Search code examples
javapostgresqljpaentitymanager

Select all records from offset to limit using a postgres index


I want to get all data from offset to limit from a table with about 40 columns and 1.000.000 rows. I tried to index the id column via postgres and get the result of my select query via java and an entitymanager.

My query needs about 1 minute to get my results, which is a bit too long. I tried to use a different index and also limited my query down to 100 but still it needs this time. How can i fix it up? Do I need a better index or is anything wrong with my code?

CriteriaQuery<T> q = entityManager.getCriteriaBuilder().createQuery(Entity.class);
TypedQuery<T> query = entityManager.createQuery(q);
List<T> entities = query.setFirstResult(offset).setMaxResults(limit).getResultList();

Solution

  • Right now you probably do not utilize the index at all. There is some ambiguity how a hibernate limit/offset will translate to database operations (see this comment in the case of postgres). It may imply overhead as described in detail in a reply to this post.
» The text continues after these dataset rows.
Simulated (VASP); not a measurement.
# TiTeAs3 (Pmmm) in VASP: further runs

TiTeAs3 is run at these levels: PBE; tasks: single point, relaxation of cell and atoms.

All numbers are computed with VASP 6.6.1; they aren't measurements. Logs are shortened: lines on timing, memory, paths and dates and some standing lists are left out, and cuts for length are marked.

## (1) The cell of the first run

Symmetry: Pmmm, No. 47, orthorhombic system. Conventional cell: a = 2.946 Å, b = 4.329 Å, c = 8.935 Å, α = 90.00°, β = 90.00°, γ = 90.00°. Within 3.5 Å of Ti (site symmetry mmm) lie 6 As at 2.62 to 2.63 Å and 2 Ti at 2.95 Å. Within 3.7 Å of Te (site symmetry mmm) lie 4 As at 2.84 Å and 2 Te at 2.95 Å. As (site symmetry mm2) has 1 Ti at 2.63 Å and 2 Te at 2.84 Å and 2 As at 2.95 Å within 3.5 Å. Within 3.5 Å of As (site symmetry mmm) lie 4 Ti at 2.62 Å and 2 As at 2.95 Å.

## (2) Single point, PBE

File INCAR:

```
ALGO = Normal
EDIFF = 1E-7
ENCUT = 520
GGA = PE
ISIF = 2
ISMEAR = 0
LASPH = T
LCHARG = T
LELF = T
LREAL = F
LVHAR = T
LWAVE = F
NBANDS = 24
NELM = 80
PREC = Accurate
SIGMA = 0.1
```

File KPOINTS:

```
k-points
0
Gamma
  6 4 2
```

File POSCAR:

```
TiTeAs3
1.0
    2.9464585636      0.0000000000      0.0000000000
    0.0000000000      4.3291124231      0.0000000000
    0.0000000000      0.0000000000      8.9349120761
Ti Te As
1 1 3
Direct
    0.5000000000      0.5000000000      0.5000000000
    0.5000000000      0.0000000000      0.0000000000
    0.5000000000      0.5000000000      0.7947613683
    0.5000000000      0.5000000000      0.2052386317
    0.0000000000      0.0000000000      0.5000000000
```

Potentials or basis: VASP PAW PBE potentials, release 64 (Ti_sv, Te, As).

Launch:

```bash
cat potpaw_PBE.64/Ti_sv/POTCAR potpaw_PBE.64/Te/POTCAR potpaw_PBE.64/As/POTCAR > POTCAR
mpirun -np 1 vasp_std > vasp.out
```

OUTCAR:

    If you have a direct relationship of offset and limit to the values of the id column you could use that in a query of the form

    SELECT e
    FROM Entity
    WHERE id >= offset and id < offset + limit
    

    Given the number of records asked for is significantly smaller than the total number of records int the table the database will use the index.

    The next thing is, that 40 columns is quite a bit. If you actually need significantly less for your purpose, you could define a restricted entity with just the attributes required and query for that one. This should take out some more overhead.

    If you're still not within performance requirements you could chose to take a jdbc connection/query instead of using hibernate.

    Btw. you could log the actual sql issued by jpa/hibernate and use it to get an execution plan from postgress, this will show you what the query actually looks like and if an index will be utilized or not. Further you could monitor the database's query execution times to get an idea which fraction of the processing time is consumed by it and which is consumed by your java client plus data transfer overhead.